Posted by: ruralcounsel | Jul 26, 2018 7:34:27 AM

1) A law school should hire UNE to teach law. Perhaps a law school along the coast of California has an opening?

2) Professor Simkovic is a poor academic. He found some data (student loan default rates) and he argues the data is evidence that student loan debt must not be unsustainable. However, as UNE pointed out, Simkovic ignored a whole lot of contradictory data and facts in reaching his conclusion. This argument might be great if you are a lawyer arguing a case (well maybe not, lawyers need to be able to counter their opponent’s argument rather than ignore it). However, academics are not lawyers. Academics seek the truth and try to understand the world around them.

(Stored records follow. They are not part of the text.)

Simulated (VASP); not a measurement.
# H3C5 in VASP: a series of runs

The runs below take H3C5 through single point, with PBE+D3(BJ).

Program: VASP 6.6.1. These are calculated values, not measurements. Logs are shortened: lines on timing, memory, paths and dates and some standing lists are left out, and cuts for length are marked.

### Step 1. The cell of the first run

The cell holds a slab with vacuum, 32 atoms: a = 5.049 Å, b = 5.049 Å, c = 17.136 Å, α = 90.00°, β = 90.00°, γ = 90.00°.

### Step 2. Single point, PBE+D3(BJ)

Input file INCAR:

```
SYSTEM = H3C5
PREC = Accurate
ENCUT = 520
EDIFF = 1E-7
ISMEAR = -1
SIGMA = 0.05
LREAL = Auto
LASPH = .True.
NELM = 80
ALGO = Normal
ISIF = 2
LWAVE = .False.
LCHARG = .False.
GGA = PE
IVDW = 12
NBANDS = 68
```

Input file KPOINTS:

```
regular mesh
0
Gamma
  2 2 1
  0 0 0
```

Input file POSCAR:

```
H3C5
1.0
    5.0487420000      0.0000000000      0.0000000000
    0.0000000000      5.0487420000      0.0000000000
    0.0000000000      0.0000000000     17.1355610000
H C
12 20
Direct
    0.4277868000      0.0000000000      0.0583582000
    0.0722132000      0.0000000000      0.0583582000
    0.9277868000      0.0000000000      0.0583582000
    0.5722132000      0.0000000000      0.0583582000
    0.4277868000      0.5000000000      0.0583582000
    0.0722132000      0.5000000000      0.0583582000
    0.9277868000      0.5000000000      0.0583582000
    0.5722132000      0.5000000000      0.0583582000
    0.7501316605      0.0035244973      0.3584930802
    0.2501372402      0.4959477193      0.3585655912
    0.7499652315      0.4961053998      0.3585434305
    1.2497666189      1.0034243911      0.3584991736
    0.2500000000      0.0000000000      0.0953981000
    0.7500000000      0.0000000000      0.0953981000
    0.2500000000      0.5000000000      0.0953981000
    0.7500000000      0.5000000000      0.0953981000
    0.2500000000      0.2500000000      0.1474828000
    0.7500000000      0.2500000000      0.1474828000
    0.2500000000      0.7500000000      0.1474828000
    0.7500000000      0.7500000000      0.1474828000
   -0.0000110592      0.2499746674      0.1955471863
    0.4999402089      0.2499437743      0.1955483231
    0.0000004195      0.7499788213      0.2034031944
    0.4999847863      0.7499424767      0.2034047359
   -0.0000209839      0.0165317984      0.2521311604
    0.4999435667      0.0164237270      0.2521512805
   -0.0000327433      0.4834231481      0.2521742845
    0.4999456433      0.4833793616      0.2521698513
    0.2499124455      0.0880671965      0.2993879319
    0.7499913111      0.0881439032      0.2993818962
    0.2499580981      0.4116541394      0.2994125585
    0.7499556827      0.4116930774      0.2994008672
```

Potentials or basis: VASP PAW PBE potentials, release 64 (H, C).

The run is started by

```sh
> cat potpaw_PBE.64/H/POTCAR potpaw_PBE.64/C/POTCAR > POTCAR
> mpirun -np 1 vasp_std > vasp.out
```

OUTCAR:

Simkovic brags about credentials. He throws out a lot of terms like “peer reviewed” and “methodology” without a real understanding of what those terms mean. Psychologist Daryl Bem from Cornell published a peer reviewed article in 2011 in the Journal of Personality and Social Psychology titled Feeling the future: experimental evidence for anomalous retroactive influences on cognition and affect. In other words, Bem found statistically significant evidence for ESP! Just because a paper has been published and peer reviewed does not mean the hypothesis is fact. Academics further test hypotheses and gather additional data to find the truth.

Posted by: anonlawprof | Jul 26, 2018 6:44:58 AM

Well, Mike's papers have certainly had multiple negative reviews & criticisms over the years from lawyers, law professors, social scientists, and newspaper writers, nearly all of whom had advanced degrees in quantitative social sciences, which Mike... does not. So I'm going to limit my comments at present to “Here’s the problem: When student debt levels are unsustainable, student default rates are high. But at Vermont--and at most law schools--default rates are low.”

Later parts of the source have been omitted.